Completely Fair Scheduler

Completely Fair Scheduler
Original author(s) Ingo Molnár
Developer(s) Linux kernel developers
Written in C
Operating system Linux kernel
Type process scheduler
License GPL-2.0
Website kernel.org
Location of the "Completely Fair Scheduler" (a process scheduler) in a simplified structure of the Linux kernel.

The Completely Fair Scheduler (CFS) is a process scheduler which was merged into the 2.6.23 (October 2007) release of the Linux kernel and is the default scheduler. It handles CPU resource allocation for executing processes, and aims to maximize overall CPU utilization while also maximizing interactive performance.

Con Kolivas's work with CPU scheduling, most significantly his implementation of "fair scheduling" named Rotating Staircase Deadline, inspired Ingo Molnár to develop his CFS, as a replacement for the earlier O(1) scheduler, crediting Kolivas in his announcement.[1]

In contrast to the previous O(1) scheduler used in older Linux 2.6 kernels, the CFS scheduler implementation is not based on run queues. Instead, a red-black tree implements a "timeline" of future task execution. Additionally, the scheduler uses nanosecond granularity accounting, the atomic units by which an individual process' share of the CPU was allocated (thus making redundant the previous notion of timeslices). This precise knowledge also means that no specific heuristics are required to determine the interactivity of a process, for example.[2]

Like the old O(1) scheduler, CFS uses a concept called "sleeper fairness", which considers sleeping or waiting tasks equivalent to those on the runqueue. This means that interactive tasks which spend most of their time waiting for user input or other events get a comparable share of CPU time when they need it.

Algorithm

The data structure used for the scheduling algorithm is a red-black tree in which the nodes are scheduler specific structures, entitled "sched_entity". These are derived from the general task_struct process descriptor, with added scheduler elements.

The nodes are indexed by processor "execution time" in nanoseconds.[3]

A "maximum execution time" is also calculated for each process. This time is based upon the idea that an "ideal processor" would equally share processing power amongst all processes. Thus, the maximum execution time is the time the process has been waiting to run, divided by the total number of processes, or in other words, the maximum execution time is the time the process would have expected to run on an "ideal processor".

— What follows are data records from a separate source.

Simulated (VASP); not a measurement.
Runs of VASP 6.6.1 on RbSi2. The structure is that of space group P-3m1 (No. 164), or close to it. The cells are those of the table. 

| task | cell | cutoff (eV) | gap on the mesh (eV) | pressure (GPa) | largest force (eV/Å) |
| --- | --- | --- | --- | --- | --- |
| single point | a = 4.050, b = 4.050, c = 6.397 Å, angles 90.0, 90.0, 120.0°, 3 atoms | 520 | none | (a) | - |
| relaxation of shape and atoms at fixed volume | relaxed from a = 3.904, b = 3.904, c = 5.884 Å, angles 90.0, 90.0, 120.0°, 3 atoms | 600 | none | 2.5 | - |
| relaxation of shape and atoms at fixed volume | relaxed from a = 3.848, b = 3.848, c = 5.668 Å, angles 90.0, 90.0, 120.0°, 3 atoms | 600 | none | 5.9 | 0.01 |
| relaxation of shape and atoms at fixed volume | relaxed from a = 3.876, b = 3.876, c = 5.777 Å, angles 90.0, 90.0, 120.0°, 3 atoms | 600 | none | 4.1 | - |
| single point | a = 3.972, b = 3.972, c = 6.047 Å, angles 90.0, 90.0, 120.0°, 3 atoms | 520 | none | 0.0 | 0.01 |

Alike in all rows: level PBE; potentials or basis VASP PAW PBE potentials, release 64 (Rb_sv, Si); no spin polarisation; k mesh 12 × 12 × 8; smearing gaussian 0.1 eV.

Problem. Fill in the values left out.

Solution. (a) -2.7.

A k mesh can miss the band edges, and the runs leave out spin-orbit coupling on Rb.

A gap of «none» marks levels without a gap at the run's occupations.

When the scheduler is invoked to run a new process, the operation of the scheduler is as follows:

  1. The left most node of the scheduling tree is chosen (as it will have the lowest spent execution time), and sent for execution.
  2. If the process simply completes execution, it is removed from the system and scheduling tree.
  3. If the process reaches its maximum execution time or is otherwise stopped (voluntarily or via interrupt) it is reinserted into the scheduling tree based on its new spent execution time.
  4. The new left-most node will then be selected from the tree, repeating the iteration.

If the process spends a lot of its time sleeping, then its spent time value is low and it automatically gets the priority boost when it finally needs it. Hence such tasks do not get less processor time than the tasks that are constantly running.

OS background

CFS is an implementation of a well-studied, classic scheduling algorithm called weighted fair queuing.[4]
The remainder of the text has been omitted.